Before attempting to compare the finite element predictions with the experimental results, a series of analyses were conducted for a coefficient of friction equal to 0.15. This value is lower than that used to provide finite element predictions for the experimentally measured values.

Figure 10 shows the variation of pressure along the interface measured from the loaded end for various end loads. Also shown in the figure is the nominal interface pressure calculated using equation (1) of 73 MPa. For no applied end load, the pressure is constant along a central portion of the interface. Increasing axial load reduces the pressure at the interface, particularly near the loaded end, due to the Poisson contraction. The maximum end load of 120 kN in the figure was equal to the extraction load predicted by the finite element analysis. A value of 100 mm was used for the length of engagement, 110 mm for the length of the hub minus 10 mm for the length of the taper on the shaft.

The variation of shear stress at the interface for varying end loads can be seen in Fig. 11. The shear stresses for no applied axial load are not zero since axial stresses are generated in the shaft and hub by the shrink fit procedure. These axial stresses must be balanced by a shear stress at the interface. As the axial load is increased, slip occurs over a portion of the interface. For example, for a load of 40 kN the slip occurs up to a point roughly 40 mm from the loaded end of the interface. The shear stress over the portion of the interface where slip occurs is roughly equivalent to the nominal value calculated by equation (2). The extent of the slip region versus the axial load is shown in Fig. 12. The slope of the curve is almost constant except for small axial loads and axial loads close to the extraction load.

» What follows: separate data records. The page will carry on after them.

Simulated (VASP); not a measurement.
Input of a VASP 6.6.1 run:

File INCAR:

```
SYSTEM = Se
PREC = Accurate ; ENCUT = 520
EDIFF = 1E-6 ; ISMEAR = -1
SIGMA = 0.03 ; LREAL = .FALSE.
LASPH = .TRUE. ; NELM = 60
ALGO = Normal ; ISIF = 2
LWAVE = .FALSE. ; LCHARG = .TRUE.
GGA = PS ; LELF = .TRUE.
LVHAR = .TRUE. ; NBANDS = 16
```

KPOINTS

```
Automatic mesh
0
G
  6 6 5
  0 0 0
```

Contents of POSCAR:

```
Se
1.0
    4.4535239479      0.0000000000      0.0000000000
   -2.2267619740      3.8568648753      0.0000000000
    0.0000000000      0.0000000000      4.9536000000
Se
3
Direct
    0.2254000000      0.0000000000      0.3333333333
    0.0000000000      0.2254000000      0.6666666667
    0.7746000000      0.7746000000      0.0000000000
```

A series of analyses were performed to investigate the predicted extraction load versus the axial length of engagement of the shrink fit for the same interference, shaft and hub diameters. The results are presented in Fig. 13 and compared with the nominal extraction load calculated using equation (3). This equation suggests the extraction load increases linearly with the axial length of engagement but the finite element analysis shows that this only occurs when the axial length is small.

Figure 14 shows the results of another series of analyses to predict the extraction load, this time where the geometry of the shrink fit was kept the same but the coefficient of friction was varied. Again, the finite element predictions are compared with the nominal extraction load calculated using equation (3) using a length of engagement, l = 100 mm. Equation (3) suggests the extraction load increases linearly with the coefficient of friction but the finite element analysis demonstrates that this is only valid for small coefficients of friction.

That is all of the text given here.